It's up, it's down, it's all over the goddamn place! Palm's latest IPO has shown how the Internet economy isn't always as easy to predict as you might think, says Richard Baguley

By Richard Baguley

Published: 15 March 2000 00:05 GMT

Scarcely a day goes by in Silicon Valley without a company going public. Initial Public Offerings (IPOs) are happening all the time, with all sorts of IT companies selling shares to investors to try and capitalise on the Net boom.

Most of these are relatively new, small companies that want to expand using the money they raise by selling shares. This often makes them a risky investment. Sometimes you get a big company that decides to go public, a well established brand with long term profits and plans that would seem to be relatively risk free. But in the wild and whacky Internet economy, you can't take anything for granted...

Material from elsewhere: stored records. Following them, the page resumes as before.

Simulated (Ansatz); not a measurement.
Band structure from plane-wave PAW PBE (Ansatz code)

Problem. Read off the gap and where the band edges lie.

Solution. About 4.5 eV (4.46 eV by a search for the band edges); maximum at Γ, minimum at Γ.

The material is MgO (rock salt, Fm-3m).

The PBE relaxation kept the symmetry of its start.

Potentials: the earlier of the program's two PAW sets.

Palm is the company behind the highly successful Palm PDA. Originally founded in 1992 by Donna Dubinsky and Jeff Hawkins (who now head up the rival PDA company Handspring), it was bought out by modem company US Robotics, who were in turn bought out by 3Com. They then decided to spin it off as a separate company and reap the rewards. The company has an excellent product range, good market penetration and is generally well regarded. The sort of company, you might think, whose shares would attract investors and maintain their value over time. So why did its shares shoot up on their first day and then drop like a stone on the second?

The shares started trading on 2 March and were initially priced at $38. They quickly shot up to a first day high of $165. Everything seemed hunky dory, and the investor bulletin boards were overflowing with people who were buying the shares as they rose, confident that it was on the way up.

Unfortunately, they were wrong. After the usual first day rise, the shares fell rapidly to a low of $70 - still a respectable gain on their initial price, but hardly what the IPO-crazed Net investors would expect, and bad news for those who had bought at a higher price. Plenty of people lost their shirts when the shares dropped, with over 35 million Palm shares changing hands on the first day before the price started to slide.

Of course, as any broker will tell you, the value of shares can go up as well as down, but you can't help but feel a bit sorry for the people who bought the shares at their peak only to watch their value slide. One small investor who bought the stock at $130 (who wished to remain anonymous) told me: "It seemed like a good buy at the time, a share that would keep climbing. But then it dropped like a stone the next day, and now I'm about $5,000 down."

The reasons for the fall are numerous, but one major factor is what investors call momentum. People get the idea that the share is worth more than its current price, so they buy it. Other see this and follow suit, driving the price up further. But this isn't because of any major announcements or broker tips - it's purely based on the hype around the share and the fact that it's a high-tech IPO. Eventually, someone gets nervous and sells, and everybody else gets panicky and sells, driving the price down quickly. It used to take weeks for this to happen, but in a world of daytrading, this can now happen in a just a few hours...

As one witty soul put it on the Motley Fool message board: "This is to all of you pathetic whiners out there that have come to sob on this board. From now on whenever you get the urge to chase a momentum stock, I want you to repeat this out loud ten times: 'I promise not to be a greedy moron'".

Mind you, the share now shows some signs of recovering, and is currently around the $70 mark. But it seems unlikely that it will reach its previous price for some time, leaving a lot of people unable to afford a new Palm Vx.